Chile's Azapa Valley is synonmous with olives which have grown in the region since the late 17th century and were reputedly brought over by Spain's Attorney General for Peru Don Antonio de Ribera.

He's believed to have arrived in the valley clutching two jars of olive shoots said to have originated from Seville, according to chronicler Garcilaso de la Vega.

De Ribera also noted the Azapa Valley's climate was slighty better than Peru's with constant temperatures similar to Spain, hovering between 30-36°C (86-96.8°F) in the summer.

It has helped the area in Chile's XV región (Arica and Parinacota) gain the reputation for producing among the best olives.

Although olive growing is deeply rooted in the valley's history with 670 hectares of orchards generating 300 jobs, the fruit's ascendancy is currently at risk.

Peru has expanded its olive production making it harder for Azapa Valley growers to make enough profits to survive, prompting a drive to go organic.

Tarapacá University, with the backing of Chile's innovation agency Corfo, set up a project to support farmers to convert their orchards to organic ones three years ago.

So far they have helped farmers such as Francisco Palza, whose family have been growing olives in Azapa for more than 120 years, convert his 40 hectares of olives into organic orchards.

Olive origins

His grandfather left the family clothing business, based in the Spanish province of Zaragoza, at the tender age of 26 for a better life in Latin America.

He started off as a laborer on a livestock farm near Mar de Plata, Argentina before the draw of rich earnings lured him to Antofagasta's saltpeter mines, which at the time were in Bolivia.

"It attracted lots of European but unfortunately the conditions in the mines were very bad."

And to make matters worse the Pacific War started shortly afterwards in 1879 when Peru, Bolivia and Chile fought over ownership of the mines.

Palza's grandfather wisely decided to change career again and buy a five-acre parcel of land in the Azapa Valley in Arica where he started growing olives.

The fruit was seen as a safer bet than the two other main crops of cotton growing and cattle forage alfalfa, partly because olives can be stored for up to five years in salt water.
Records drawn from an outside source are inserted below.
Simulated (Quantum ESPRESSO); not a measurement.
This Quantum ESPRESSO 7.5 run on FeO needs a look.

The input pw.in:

Palza's grandfather gradually bought more land expanding his orchard to 40 acres, with his father helping to make the orchard more intensive.

The move to organic

Now the challenge facing the Valley's olive growers is to make enough profit to carry on, which is why going organic is seen as a life line for the sector.

Palza is passionate about the fact his Alfonso organic olives, as well as being healthier, taste better.

"Our olives are bigger, they have a more consistent texture, the skin is thinner, there is less pit and the organoleptic characteristics are different."

Growing organic olives is also significantly more labor intensive which means while the potential sale price is high so is investment.

The trees in his organic blocks are on average 45 years old and there's more space between the rows allowing more light and attracting fewer insects.

"This makes it easier for laborers to pick them without damanging them. For organic olives farm workers have to clear the ground of weeds by pulling them out. They can't use weed killer.

"Everything is more labor intensive - there is a big difference."

Palza explains that in conventional growing hormones are applied to help the trees produce more olives so they stay greener for longer.

He converts dead branches to mulch to put around the base of the tree and a machine plough to apply horse manure as a fertilizer.

Pesticides are also off the menu with Palza relying on the beneficial parastic wasp Encarsia whose saliva eats the eggs of ash white fly, Siphoninus phillyreae, which stains leaves and lowers production.

The seven organic olive farmers belonging to the Tarapacá project are certified by the agency BioAudita who visit two to three times a year to check that everything is just so.

About half of Palza's 40 hectare olive orchards are organic but he plans to make all of his groves organic within the next six years.

He currently has 50 metric tons (MT) of organic olives in storage and together with the other producers they have a total of 200MT for export next year.

They are currently in negotiations with a major Canadian distributor and exploring specialized importer niches in the U.S., Europe and Australia.